The US government has hit the legal limit on how much money it can borrow, and Congress must approve an increase to avoid a debt default in the coming months, Treasury secretary Janet Yellen said this morning.
In a letter to congressional leaders, Yellen announced the Treasury would begin taking “extraordinary measures” to make the government’s cash on hand last until Congress acts. These include a “debt issuance suspension period” lasting from today till 5 June, as well as suspending investments into two government employee retirement funds.
“As I stated in my January 13 letter, the period of time that extraordinary measures may last is subject to considerable uncertainty, including the challenges of forecasting the payments and receipts of the US government months into the future. I respectfully urge Congress to act promptly to protect the full faith and credit of the United States,” Yellen wrote.
The latest standoff over the debt ceiling kicked off today, when the US government officially hit its legal borrowing limit. The clock is now ticking for Congress to reach an agreement to raise it, otherwise the country will default for the first time in its history, perhaps as soon as June. The White House is demanding Republicans controlling the House raise the limit without conditions, but several moderate GOP lawmakers say the Biden administration needs to compromise. Separately, the supreme court released a report into the leak of its draft opinion overturning Roe v Wade, and said they could not figure out who did it.
Here’s what else happened today:
Joe Biden remains unpopular, a new poll found, but the president still reportedly plans to announce his re-election campaign soon.
The debt ceiling gets the New Yorker treatment, for better or worse.
The top Senate Democrat and the head of America’s largest bank both warned of the consequences of breaching the borrowing limit, while the Senate Republican leader sounded optimistic a deal would be reached.
As eager as some in Washington may be to fight over the debt ceiling, Edward Helmore reports that the head of America’s largest bank has warned of the consequences of a protracted standoff:
The US should not be “playing games” with the debt ceiling, the JP Morgan chief executive, Jamie Dimon, warned warring US political factions on Thursday as a heated row over the federal borrowing limit reached a crisis point.
“We should never question the creditworthiness of the US government. That is sacrosanct and it should never happen,” Dimon said on Thursday in an interview on CNBC. “This is not something we should be playing games with at all.”
Dimon’s comments came as the US treasury department announced later Thursday it would take steps to keep paying the federal government’s bills as the US hit its $31.4tn debt limit as expected.

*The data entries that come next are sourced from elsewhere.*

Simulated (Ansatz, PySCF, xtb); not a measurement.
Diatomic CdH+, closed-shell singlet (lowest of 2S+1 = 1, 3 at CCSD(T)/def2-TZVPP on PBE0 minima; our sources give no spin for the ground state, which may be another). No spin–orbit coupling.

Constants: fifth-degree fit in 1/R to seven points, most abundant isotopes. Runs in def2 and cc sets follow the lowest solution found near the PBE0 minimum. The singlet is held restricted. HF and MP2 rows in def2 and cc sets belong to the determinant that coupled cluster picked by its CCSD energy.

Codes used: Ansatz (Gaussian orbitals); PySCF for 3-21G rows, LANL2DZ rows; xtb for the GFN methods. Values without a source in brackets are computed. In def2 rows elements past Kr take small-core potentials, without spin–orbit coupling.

The White House is maintaining its no-negotiations stance on the debt ceiling, the Associated Press reports:
This report could be the last word from the investigation into who leaked the draft of the Dobbs opinion to Politico.
The supreme court marshal’s investigators “continue to review and process some electronic data that has been collected and a few other inquiries remain pending. To the extent that additional investigation yields new evidence or leads, the investigators will pursue them,” the report said.
But to underscore that the marshal had truly pursued all leads in its investigation into what the report calls “one of the worst breaches of trust in its history”, the supreme court asked former homeland security secretary Michael Chertoff to review the investigation and see if there was anything they missed.
“At this time, I cannot identify any additional useful investigative measures,” Chertoff concluded.
This investigation must have made the lives of supreme court employees stressful.
The report details all the ways in which about 100 employees were questioned and scrutinized, as well as how the court examined its electronic equipment for clues.
The electronic leads the court pursued turned up nothing, according to the report. Analysts could not determine if the court’s systems were hacked, though “the investigators did not find any logs or IT artifacts indicating that the draft opinion was downloaded to removable media, but it is impossible to rule out,” the document states. While some of the court’s printers kept logs of who was duplicating what, others did not, or kept records that were incomplete. And there was “no relevant information” on any of the court-owned electronic devices the investigators retrieved from staff, nor on any of the personal cellphones and other gear they examined.
Besides the justices, 82 people had access to either physical or electronic copies of the Dobbs opinion. The investigators conducted a total of 126 interviews with 97 people, according to the report, but these, too, were fruitless. All staff agreed to be interviewed, but the report notes no leads came from these conversations. The court also checked legal research history requests from staff, and found nothing suspicious. Finally, they asked each employee interviewed to sign and swear to an affidavit saying they didn’t disclose the opinion. All they got out of this was “a few” admissions from staff that they’d told their spouse about the opinion or vote count, and some other violations of court rules that did not reveal the leaker.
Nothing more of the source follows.